Only a railway track and an empty plot separates Karibeeran Parameswaran's house from the beach in Nagapattinam, a small town around 300 km away from Chennai.
The complex, about 600 metres from the sea consists of three buildings that are home to thirty seven children, of varying ages. They are now children of their Appa and Amma - Parameswaran and his wife, Choodamani.
Many among them were orphaned in the Asian Tsunami of 2004 that struck off the coast of Sumatra. The fatal after-effects that wreaked havoc along the eastern coast of India left thousands dead and several more orphaned. In Nagappattinam alone, over six thousand people perished.
"We never planned for this," says Parameswaran, a central government employee of the Oil and Natural Gas Corporation, as he spoke about Nambikkai (Hope), a trust registered under the Juvenile Justice Act which has over the years taken in children orphaned by the tsunami.
He began the trust to take care of three children. Every year since then, the numbers swelled; today Nambikkai is home to 37 children. The origins of Nambikkai itself are embedded in a tragic tale surrounding the lives of its founders Parameswaran and his wife, both of whom lost most of what was dear to them in the tsunami.
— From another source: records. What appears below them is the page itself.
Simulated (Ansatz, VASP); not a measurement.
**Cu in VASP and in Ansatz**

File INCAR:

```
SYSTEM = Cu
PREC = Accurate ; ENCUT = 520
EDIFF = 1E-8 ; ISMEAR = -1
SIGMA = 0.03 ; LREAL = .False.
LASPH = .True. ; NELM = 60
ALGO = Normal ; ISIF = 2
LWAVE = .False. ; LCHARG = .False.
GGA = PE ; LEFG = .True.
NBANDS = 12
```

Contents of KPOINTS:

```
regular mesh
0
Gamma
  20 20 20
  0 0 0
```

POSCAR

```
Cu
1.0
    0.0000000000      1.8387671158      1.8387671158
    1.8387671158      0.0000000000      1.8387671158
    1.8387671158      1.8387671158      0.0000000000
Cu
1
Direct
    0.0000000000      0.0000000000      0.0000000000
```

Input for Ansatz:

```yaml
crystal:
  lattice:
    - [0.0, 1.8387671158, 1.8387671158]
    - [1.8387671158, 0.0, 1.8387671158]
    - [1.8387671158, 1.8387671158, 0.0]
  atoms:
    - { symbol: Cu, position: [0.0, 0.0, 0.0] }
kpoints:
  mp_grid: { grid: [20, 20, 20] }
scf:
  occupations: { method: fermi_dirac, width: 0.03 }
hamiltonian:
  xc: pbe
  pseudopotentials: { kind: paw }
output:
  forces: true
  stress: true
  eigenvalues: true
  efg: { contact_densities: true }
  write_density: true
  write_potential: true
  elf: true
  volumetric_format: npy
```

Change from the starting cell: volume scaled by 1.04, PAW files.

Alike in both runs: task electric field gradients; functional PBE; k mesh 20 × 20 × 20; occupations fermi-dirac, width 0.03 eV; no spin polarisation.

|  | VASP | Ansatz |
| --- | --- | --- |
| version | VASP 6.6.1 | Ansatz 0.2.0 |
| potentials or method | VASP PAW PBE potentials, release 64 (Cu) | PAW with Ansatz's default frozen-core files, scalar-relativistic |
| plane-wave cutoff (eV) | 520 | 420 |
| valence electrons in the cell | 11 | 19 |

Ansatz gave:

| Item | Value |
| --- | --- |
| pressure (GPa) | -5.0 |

December 26 was not always a day of profound grief and remembrance in Parameswaran's life, which ironically also happens to be his birthday. On that fateful on Sunday, 10 years ago, Parameswaran's family was in a celebratory mood. While his wife was busy cooking the family a birthday meal, Parameswaran took the rest of the family to the beach. "Twenty feet high waves were coming towards me like a mountain," says Parameswaran as he recounts the scene now frozen in memory.
"My entire family was at the beach that day. Kids nearby were playing volleyball and cricket. My son and I were playing with a Frisbee," he said.
Only when his son pointed at the approaching waves, did the duo start running. "All of a sudden it happened, in an instant. If I was not affected by it, I would have been photographing the entire event," he said.
The force of the waves carried him deep inland, nearly to his house. By then, he had lost hold of his son. He went out that day, in a group of eleven, but he came back home alone. The following hours were deeply traumatic. He soon found his son's body by the railway tracks. One by one, he tracked down the other missing members of his family- two daughters, his brother and wife.
"There were some days we stopped wanting to live," says Parameswaran. However, one responsibility they felt they had held them back. There were unidentified bodies they had preserved in their house after the tsunami. They knew that many were searching for their loved ones, not knowing what happened of them. So they watched over the bodies, waiting for people to show up.
Four days after the tsunami, Parameswaran and Choodamani decided to check how a village in neighbouring Nagappattinam had fared. They had been donating money to fund the education of kids in that village for a while. "We wanted to see how people there were after the tsunami," he said. Not knowing about the personal loss they had endured, the villagers began telling them about the havoc wrought in their village.
That day, Choodamani decided that she'd adopt children orphaned by the tsunami. The couple went home with three kids that day. It was the start of a new chapter in their lives, it was also the day the seed that grew into Nambikkai was sowed.
At Nambikkai, the kids, are housed in two separate buildings, one for boys and one for girls. They go to the nearby government school, following which five tuition teachers appointed by Parameswaran take classes for them at their home for two hours.
Every morning, the children clamber out of their bunk beds to pray, but not just for themselves or for their families. Everybody figures in their prayer list, from the Prime Minister to the Chief Minister of the state, for the whole of India. As one listens to their wishes, it quietly dawns on one about how people draw their strength in difficult times and still find the heart to pray for others.
Parameswaran recounts how he received a lot of friendly help and support over the years to build Nambikkai. One dear friend, Rahel, who he met as a student in Nagappatinnam in 1997 spoke to us via email from Switzerland about her association with his family. "By the time the tsunami happened, I had already visited Nagappattinam twice. The wave was a big shock for my family and me".
She describes how she offered her support to her distraught friend's family by calling them daily, talking to them for hours at a stretch. It was during these long sessions that the idea to start Nambikai was discussed.
Parameswaran says his family's earnings are sufficient to fund Nambikkai. Apart from Rahel, another friend Vijay, who is settled in Canada too helped financially to help Nambikkai grow.
"Today things are different. We have more outside support now," says Parameswaran.
By adopting the orphaned children, Parameswaran and his wife not just found another reason to live, but a divine calling. The couple brought in the kids and filled a void in their life. But by looking at the smiling kids surrounding this couple now, it appears as if it's Nagapattinam that has benefitted from this couple.
Not only have they, in their own way filled their lives, with children around them, Parameswaran is known to regularly counsel locals affected by the tsunami, even to this day. Rahel sums it up quite well when she says "we can clap our hands or admire people, but actually everyone can make a difference... Cultures and countries should learn from each other and share the resources they have to make peoples live not only better, but give them hope and future to live beyond death."